Snapshots

The snapshots are stored using the HDF5 format and are almost compatible with Gadget-2 (fully compatible outside of cosmological runs). They do, however, contain a large set of extensions including units, meta-data about the code and runs as well as facilities to quickly access the particles in a specific region of the simulation volume.
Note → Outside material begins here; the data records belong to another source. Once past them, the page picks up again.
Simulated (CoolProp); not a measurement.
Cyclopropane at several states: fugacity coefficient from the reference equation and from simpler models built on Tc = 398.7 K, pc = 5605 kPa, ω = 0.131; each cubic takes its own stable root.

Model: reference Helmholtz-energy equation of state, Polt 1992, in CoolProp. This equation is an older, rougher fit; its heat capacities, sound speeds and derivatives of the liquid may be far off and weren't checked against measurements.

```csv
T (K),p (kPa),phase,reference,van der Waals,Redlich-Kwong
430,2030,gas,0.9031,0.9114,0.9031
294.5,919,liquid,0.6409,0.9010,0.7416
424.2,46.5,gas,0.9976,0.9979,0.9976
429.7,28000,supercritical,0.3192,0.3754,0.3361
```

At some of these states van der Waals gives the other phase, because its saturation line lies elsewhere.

Meta-data about the code and run

Several groups at the root of the files only contain attributes and are used to store some meta-data about the simulation and the code itself.

Code

The group /Code contains basic information about the version of the code that was used to run the simulation that dumped this snapshot. Versions of the libraries used to compile the code as well as information about the compiler and the flags used are stored. The most important element here are the git SHA and configuration parameters of the code. Alongside the compiler flags, policies and used parameters, these allow to reproduce exactly an older run.

Cosmology

The group /Cosmology contains information about the cosmological model used for this simulation. The first important field is the attribute Cosmological run which is set to 1 for cosmological runs and to 0 otherwise. This allows users to quickly distinguish between these two main modes. Most values in this section only make sense for cosmological runs.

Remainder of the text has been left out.